Could you provide some details on what your camper dimensions are, and how your walls are built up? I guess you were going with ply/foam/aluminum? Internal stringers (frame)?
Rruff, been on a business trip, nice to hear from you.
The external dimensions of our cabin should be exactly 3600mm long x 2200mm wide x 1950mm high at the highest point, giving 1900mm headroom inside in the middle. (That’s 11 foot 10 inches long x 7foot 3 inches wide x 6 foot 5inches high, giving 6foot 3 inches headroom in the centre.) It will be lower at the ends of the roof for runoff and streamlining, so lowest at the front.
The floor is ¾” treated ply.
Yes, I am planning to do the walls in ¼” treated ply inside, 2” foamular 250 and 0.036 inch aluminum outside (edited to add a zero!), the whole lot held together by epoxy thickened with West microfibers adhesive blend made up to a putty consistency, spread with a slotted trowel and then a spreader and pressed together by a vacuum bag at about 2psi of vacuum (That is 288 lbs per square foot, of course). Did a test (without vacuum, using weights because my plumbing isn’t ready) held well although needed more weight round the edges...it is for that uniformity that I am using the vacuum. One has to pull off the face of the foam to release the ply or aluminium.
I am going to rout and epoxy 4” strips of ply flat to the outside walls where the foam pieces join (the foam pieces are 600mm wide). That strengthens the joins and gives me a furring strip to screw or rivet the aly to in the future if it delaminates anywhere.
Inside, I mean to have ply furring strips routed and epoxied into the foam beneath the wall ply, one at bed height, one at shoulder height. I will probably put framing at the door and windows and access hatches when I make the wall panels but I am toying with adding it after, although that is not so easy to do because of the aluminium. I am also considering other material i can use, eg, plastic...don't like wood near the windows and doors.
The shape of the caravan will be determined by building the walls oversize and cutting them to a profile I like, then putting them up. The roof will be wooden stringers, foam and thin ply covered in fibreglass. I may make the roof in place, I may make it elsewhere, in two pieces and epoxy it on and together.

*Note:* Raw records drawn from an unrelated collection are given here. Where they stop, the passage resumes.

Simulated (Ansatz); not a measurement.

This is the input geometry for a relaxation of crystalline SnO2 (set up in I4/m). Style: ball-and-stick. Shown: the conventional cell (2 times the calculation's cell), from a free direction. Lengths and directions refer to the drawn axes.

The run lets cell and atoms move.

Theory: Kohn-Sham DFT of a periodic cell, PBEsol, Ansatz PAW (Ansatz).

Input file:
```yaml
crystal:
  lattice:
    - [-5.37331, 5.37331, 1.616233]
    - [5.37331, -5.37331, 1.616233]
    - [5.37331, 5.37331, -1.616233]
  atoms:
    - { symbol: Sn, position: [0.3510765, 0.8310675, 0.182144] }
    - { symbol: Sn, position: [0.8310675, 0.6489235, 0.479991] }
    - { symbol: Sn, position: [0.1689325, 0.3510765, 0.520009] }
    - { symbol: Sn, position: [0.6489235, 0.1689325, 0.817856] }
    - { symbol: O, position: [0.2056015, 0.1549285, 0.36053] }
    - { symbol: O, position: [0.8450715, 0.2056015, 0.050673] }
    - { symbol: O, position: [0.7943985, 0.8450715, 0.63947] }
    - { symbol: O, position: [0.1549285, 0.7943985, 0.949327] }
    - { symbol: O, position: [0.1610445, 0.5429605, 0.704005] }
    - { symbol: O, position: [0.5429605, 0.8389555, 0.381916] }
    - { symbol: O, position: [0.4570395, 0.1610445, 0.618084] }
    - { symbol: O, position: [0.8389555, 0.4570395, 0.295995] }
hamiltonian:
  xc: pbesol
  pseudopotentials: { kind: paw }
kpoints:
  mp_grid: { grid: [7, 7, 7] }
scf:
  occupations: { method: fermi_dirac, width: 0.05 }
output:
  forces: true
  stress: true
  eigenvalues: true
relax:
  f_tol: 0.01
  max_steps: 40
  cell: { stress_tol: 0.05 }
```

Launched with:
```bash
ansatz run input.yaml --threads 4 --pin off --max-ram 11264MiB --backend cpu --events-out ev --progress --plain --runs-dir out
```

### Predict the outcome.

Here are photos of the chassis back from galvanising.
front view
rear view. All the cross-members bar three are galvansised inside and out, ditto the a-frame. The rails are galvanised outside. I may put some rust preventative in them.
I love the look of galvanising...it makes jewellry out of steel!
You cannot see it clearly but the chassis has conduit holders welded on and all holes drilled for the trailer lights. Likewise the holes have been drilled for running the brake pipes and hoses in a neat way (Hydraulic brakes).